(Dow Jones) Though a new definition of the noncommercial family office signals status quo for most ultra-wealthy families, it could force some to register as investment advisers like their commercial counterparts.
Under a Securities and Exchange Commission proposal prompted by the Dodd-Frank Wall Street Reform and Consumer Protection Act, the majority of family offices-entities that provide investment and wealth-management services to families with assets of hundreds of millions of dollars-seems likely to escape the potential loss of privacy and added costs associated with registration and ongoing compliance.
For others, though, it could mean choosing between registration and complex workarounds.
Family offices number a few thousand in the U.S. and account for around $1 trillion in assets. Multifamily offices-commercial versions of the family office that number in the hundreds-are generally registered as investment advisors or licensed as trust companies, and most have minimum client portfolio values in the low tens of millions of dollars.
For decades, family offices have been specifically exempt from SEC registration as investment advisors to fewer than 15 clients. With this exclusion removed in Dodd-Frank's desire to regulate hedge funds, the SEC now proposes to exempt firms that don't position themselves as investment advisors to the public, are wholly owned and controlled by family members, and provide advice exclusively to family members (now including stepchildren and former spouses), "certain key employees," charities and trusts established by family members and businesses owned by family members.
Including employees as approved co-investors with the controlling family makes sense to Alois Pirker, research chief for consulting firm Aite Group. "As financial advisors that work for a single-family office are, in effect, employees of the family, the relationship between adviser and client is substantially different from the one at multifamily offices or any other investment-advisory firm," he said. In other words, employee co-investing comes down to letting senior family-office personnel eat what they have cooked.

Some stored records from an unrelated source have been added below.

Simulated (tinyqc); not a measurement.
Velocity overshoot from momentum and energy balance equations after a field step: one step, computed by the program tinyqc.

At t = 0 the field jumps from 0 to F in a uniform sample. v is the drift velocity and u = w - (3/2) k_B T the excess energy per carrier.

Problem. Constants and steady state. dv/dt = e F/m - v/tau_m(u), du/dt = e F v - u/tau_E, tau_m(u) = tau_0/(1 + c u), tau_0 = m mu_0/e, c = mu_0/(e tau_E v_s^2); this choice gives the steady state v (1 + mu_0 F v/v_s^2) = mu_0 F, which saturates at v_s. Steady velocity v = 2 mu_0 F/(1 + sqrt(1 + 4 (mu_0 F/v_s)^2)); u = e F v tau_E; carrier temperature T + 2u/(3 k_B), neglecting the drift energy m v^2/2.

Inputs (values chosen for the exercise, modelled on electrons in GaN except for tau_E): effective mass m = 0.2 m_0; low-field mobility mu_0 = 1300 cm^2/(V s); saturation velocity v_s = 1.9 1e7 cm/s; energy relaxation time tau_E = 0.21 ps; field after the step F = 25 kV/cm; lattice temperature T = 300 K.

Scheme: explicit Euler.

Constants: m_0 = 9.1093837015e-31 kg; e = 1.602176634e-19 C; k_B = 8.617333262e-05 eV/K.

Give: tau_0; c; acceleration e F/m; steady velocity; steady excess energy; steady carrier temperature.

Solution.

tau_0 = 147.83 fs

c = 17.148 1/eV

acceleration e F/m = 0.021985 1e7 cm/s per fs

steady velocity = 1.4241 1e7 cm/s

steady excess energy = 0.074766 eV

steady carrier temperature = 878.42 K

Prior to this clarification, family-office attorney Karen Yates, a partner at law firm Withers Bergman LLP, saw employee co-investing as a potential trigger for SEC registration under Dodd-Frank.
Though it clears up the co-investing conundrum, the SEC proposal presents new challenges.
Thomas Handler, head of law firm Handler Thayer LLP's family-office practice, noted that families with operating businesses sometimes employ people for the business and for the family-office. If viewed as employees primarily of businesses that aren't wholly owned by the family, their status as co-investors could force the family office to register under the new definition.
"I'm talking about businesses that are 80%, 90% owned by the family," said Handler.